Over the years, academics have compiled an extensive body of research demonstrating the existence and characteristics of various factor premiums. But do their findings hold up in the real world, when factor strategies are implemented by mutual funds? This is a vital question for investors because, unfortunately, there’s often a long way to go from theoretical returns (which don’t include implementation costs) to realizable returns (which do).
To help us answer that question, Eduard van Gelderen and Joop Huij — authors of the recent paper, “Academic Knowledge Dissemination in the Mutual Fund Industry: Can Mutual Funds Successfully Adopt Factor Investing Strategies?”, which appeared in The Journal of Portfolio Management’s Summer 2014 issue — studied the performance of a large sample of U.S. equity mutual funds over the period from 1990 to 2010.
They investigated whether mutual funds that had adopted certain factor investing strategies — low-risk (low-beta), small-cap, value, momentum, short-term reversal and long-term reversal — actually earn excess returns.
Over the study’s sample period, there was a small-cap premium of 20 basis points per month, a value premium of 33 basis points, a momentum premium of 60 basis points, a short-term reversal premium of 25 basis points and a long-term reversal premium of 43 basis points. The following is a summary of the authors’ findings:
• In terms of measuring one-factor alpha against a market index, small-cap and value funds deliver average alphas of 56 and 119 basis points per year, respectively, after costs. The returns of low-beta funds are indistinguishable from the market return, although these funds exhibit significantly lower levels of risk.

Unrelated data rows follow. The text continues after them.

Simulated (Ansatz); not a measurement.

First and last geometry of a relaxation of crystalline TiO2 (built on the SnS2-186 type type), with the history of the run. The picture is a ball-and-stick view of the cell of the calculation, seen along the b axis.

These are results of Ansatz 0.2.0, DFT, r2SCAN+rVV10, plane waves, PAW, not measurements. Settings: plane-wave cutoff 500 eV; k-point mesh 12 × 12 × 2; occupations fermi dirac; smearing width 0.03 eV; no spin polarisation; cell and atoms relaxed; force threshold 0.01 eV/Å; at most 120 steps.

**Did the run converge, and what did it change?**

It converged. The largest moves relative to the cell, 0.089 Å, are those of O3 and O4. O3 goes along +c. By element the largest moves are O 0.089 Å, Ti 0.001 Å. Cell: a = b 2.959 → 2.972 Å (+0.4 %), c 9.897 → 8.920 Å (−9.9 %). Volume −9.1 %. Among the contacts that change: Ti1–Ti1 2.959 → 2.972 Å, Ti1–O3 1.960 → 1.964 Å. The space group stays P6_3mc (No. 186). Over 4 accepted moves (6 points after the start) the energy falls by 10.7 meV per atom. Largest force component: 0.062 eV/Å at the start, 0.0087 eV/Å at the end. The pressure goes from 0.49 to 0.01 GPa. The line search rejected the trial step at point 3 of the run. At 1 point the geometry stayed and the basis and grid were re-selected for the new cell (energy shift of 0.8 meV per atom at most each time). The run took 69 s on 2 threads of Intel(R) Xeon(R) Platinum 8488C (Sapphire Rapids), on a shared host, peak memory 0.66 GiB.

• Funds engaging in low-beta, small-cap and value strategies earn significant excess returns. Low-beta funds earn alphas that are, on average, 0.24 standard deviations above the cross-sectional mean, small-cap funds earn alphas that are 0.59 standard deviations above the mean, and value funds earn alphas that are 0.69 standard deviations above the mean. Importantly, these figures increased to 0.30, 0.93 and 0.88 standard deviations, respectively, over the second half of the sample period. And they were all highly statistically significant. Thus, there was no evidence of deterioration in the ability to add value over time.
• While only 1 percent of the non-factor investing funds earned an alpha of more than 5 percent per year, this figure is 7 percent, 11 percent, 12 percent and 7 percent for low-beta, small-cap, value and momentum funds, respectively. For both short-term and long-term reversal funds, however, there is no evidence of outperformance.
• For funds engaging in momentum strategies, there was mixed evidence of positive excess returns. The insignificant results for momentum funds may be attributable to the very small sample size of momentum funds in the study.
• For funds engaging in short-term reversal strategies, there was evidence of negative excess returns.
• The more strategies to which a mutual fund is exposed, the higher its alpha and success ratio.
In summary, the authors found evidence supporting the added value of funds that adopt low-beta, small-cap and value strategies. They concluded that the excess returns earned by these funds are sustainable and haven’t disappeared even after public dissemination of the anomalies.
They added this observation: “All in all, we conclude that there can be large added value of funds incorporating academic knowledge in their investment processes by engaging in factor investing. However, the incorporation of academic knowledge does not always appear to result in adding value… We find that factor strategies for which there is little documentation in the academic literature do not earn excess returns. It is important that empirical evidence withstands a significant number of attempts of falsification before investment strategies are engineered that incorporate this knowledge.”
Before concluding, there’s an important point to consider. The authors defined whether a fund had adopted a strategy by its exposure to that factor using a regression analysis, which is the way to determine if a fund provides exposure to stocks with the characteristics you’re looking at. However, a mutual fund can also use that factor by avoiding negative exposure to it.
For example, because value and momentum are negatively correlated, most value funds will have negative exposure to momentum. Some fund families avoid purchasing stocks that enter their defined buy ranges if they have negative momentum, delaying the purchase until the negative momentum ceases. The use of negative momentum screens significantly reduces the negative exposure to momentum that would otherwise exist. In addition, the funds will tend to hold onto positive momentum stocks a bit longer, giving priority to stocks with weaker momentum when selling. These funds wouldn’t show up on the author’s radar as funds that use a momentum strategy, even though in reality they are.
The Bottom Line
The bottom line is that factor investing can add value to your portfolio. However, before you even consider investing in a factor, you should be convinced that the evidence supporting it is persistent across time and economic regimes, as well as pervasive across countries. You should gain further confidence if that factor is also pervasive across asset classes.